Search code examples
javaunicode

Checking if string is Encodeable In Gsm0338


I am working on an SMS application and I send out Unicode characters (Amharic/G'eez). I am using this example. The method on line 240, isEncodeableInGsm0338(), is used to check if I should use another encoding or the default encoding.

Here is the code

 public static boolean isEncodeableInGsm0338(String isoString) {
    byte[] isoBytes = isoString.getBytes();
    outer:
    for (int i = 0; i < isoBytes.length; i++) {
        for (int j = 0; j < isoGsm0338Array.length; j++) {
            if (isoGsm0338Array[j] == isoBytes[i]) {
                continue outer;
            }
        }
        for (int j = 0; j < extendedIsoGsm0338Array.length; j++) {
            if (extendedIsoGsm0338Array[j][1] == isoBytes[i]) {
                continue outer;
            }
        }
        return false;
    }
    return true;
}

Here is the catch. The string "የእንግሊዝ ፕሪምየር ሊግ ነህሴ 6 ይጀምራል።", which is clearly Unicode, is returning from that method. My hypothesis being half of each letter. But I can't support that theory. If I change the text to "1. የእንግሊዝ ፕሪምየር ሊግ ነህሴ 6 ይጀምራል።", it detects correctly.

What is happening here?


Solution

  • Got it!

    The method on line 240 is as follows.

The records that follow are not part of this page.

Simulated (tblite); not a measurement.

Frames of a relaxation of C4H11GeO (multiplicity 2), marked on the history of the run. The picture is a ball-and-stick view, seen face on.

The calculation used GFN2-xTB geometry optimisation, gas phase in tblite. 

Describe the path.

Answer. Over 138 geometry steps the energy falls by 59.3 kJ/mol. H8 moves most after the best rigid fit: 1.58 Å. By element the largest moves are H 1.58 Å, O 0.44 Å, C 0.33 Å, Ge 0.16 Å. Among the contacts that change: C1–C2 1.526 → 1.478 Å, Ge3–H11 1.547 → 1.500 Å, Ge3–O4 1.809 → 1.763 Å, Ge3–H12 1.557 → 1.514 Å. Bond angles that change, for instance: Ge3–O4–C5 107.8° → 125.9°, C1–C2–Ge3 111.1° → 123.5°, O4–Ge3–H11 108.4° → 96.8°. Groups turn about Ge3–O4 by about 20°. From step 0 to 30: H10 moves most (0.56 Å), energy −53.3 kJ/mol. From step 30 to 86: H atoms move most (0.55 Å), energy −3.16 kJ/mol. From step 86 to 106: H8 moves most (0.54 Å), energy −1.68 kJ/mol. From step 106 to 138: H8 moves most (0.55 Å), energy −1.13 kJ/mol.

     public static boolean isEncodeableInGsm0338(String isoString) {
            byte[] isoBytes = isoString.getBytes();
            outer:
            for (int i = 0; i < isoBytes.length; i++) {
                for (int j = 0; j < isoGsm0338Array.length; j++) {
                    if (isoGsm0338Array[j] == isoBytes[i]) {
                        continue outer;
                    }
                }
                for (int j = 0; j < extendedIsoGsm0338Array.length; j++) {
                    if (extendedIsoGsm0338Array[j][1] == isoBytes[i]) {
                        continue outer;
                    }
                }
                return false;
            }
            return true;
        }
    

    As you can see, it usesisoString.getBytes() which is encoding dependent. The solution is to compare each char by getting the character array using isoString.toCharArray().

    Changed

    byte[] isoBytes = isoString.getBytes();

    to

    char[] isoBytes = isoString.toCharArray();

    You might want to name isoBytes to something else too. Works like a charm.